Apologies if this has been discussed before, but with the search
function down its hard to find out if it has
The first Agile book recommended using the automatically assigned row id
of an object as a foreign key reference, as rails would automatically
interpret the attribute (for example) product_id as the table ‘product’
and row ‘id’.
I’ve just been discussing this with someone who has the beta Agile 2
book, and apparently Agile 2 says not to do this, but to use a DBA
defined other identifier, and to leave the database assigned id
attribute to the database, and not to use it for foreign keys.
The first method seemed to make sense to me, however using migrations
i’m finding that mysql 5 is autoincrementing the data each migration.
So, if i add a single object/row of test data to a table in a migration,
the first time i perform the migration the row is assigned id=1. If i
then revert, and then reperform this migration, even though there is
still only one row of data the second time, the item now has id=2.

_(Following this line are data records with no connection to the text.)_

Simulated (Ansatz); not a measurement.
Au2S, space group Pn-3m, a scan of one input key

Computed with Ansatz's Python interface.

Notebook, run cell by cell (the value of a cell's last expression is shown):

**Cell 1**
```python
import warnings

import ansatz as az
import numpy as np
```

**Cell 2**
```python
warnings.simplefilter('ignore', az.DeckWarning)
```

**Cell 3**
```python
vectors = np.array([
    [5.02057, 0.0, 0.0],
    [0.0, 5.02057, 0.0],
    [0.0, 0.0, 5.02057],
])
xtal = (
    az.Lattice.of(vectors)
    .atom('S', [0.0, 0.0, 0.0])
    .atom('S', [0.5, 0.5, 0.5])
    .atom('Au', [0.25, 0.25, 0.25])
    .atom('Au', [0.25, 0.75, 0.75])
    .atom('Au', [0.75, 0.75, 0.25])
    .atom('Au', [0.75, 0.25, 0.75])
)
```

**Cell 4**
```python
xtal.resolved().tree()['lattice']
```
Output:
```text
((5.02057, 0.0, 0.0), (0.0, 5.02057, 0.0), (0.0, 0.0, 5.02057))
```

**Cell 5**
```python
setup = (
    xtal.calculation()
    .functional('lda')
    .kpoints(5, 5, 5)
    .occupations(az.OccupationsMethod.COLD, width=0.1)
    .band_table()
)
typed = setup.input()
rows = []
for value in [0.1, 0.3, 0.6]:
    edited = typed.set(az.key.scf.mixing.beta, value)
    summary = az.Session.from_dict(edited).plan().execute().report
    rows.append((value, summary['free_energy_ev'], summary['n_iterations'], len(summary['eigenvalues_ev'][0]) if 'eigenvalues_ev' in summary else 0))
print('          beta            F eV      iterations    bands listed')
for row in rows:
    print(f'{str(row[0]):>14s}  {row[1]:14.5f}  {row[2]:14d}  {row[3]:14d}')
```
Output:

Just wandering if anyone knows why this is happening, and if it is
possible to prevent is so that i can still use the row id as a foreign
key reference?
i don’t know where this someone got their information, but i believe
they are misinformed.
you WANT to use the “id” column in the table as the primary key. you
WANT to point foreign keys to this primary key. in rails you are not
required to setup foreign key relationships at the database level as
rails uses the column names to determine relationships. this is not
to say that you cannot create those references at the database level,
just that rails doesn’t use it.
ie
users
id (primary key)
name
things
id (primary key)
name
user_id (foreign key to users.id)
user has_many things
thing belongs_to user
section 14.3 in the 1st edition and section 16.3 in the 2nd edition is
the part of the book i believe you are referring to. I don’t think
this section has changed.
you are free to override the primary key, but keep in mind that if you
do, you are now responsible for providing a unique value to that
column before saving the record.
as to your migration problem, i have never experienced that behavior.
when you reverse a migration (ie, down) your table is dropped and the
auto_increment information should disappear as well. when you migrate
back up and insert a new record, it should start at 1 as long as you
are letting rails/db handle the id/primary key.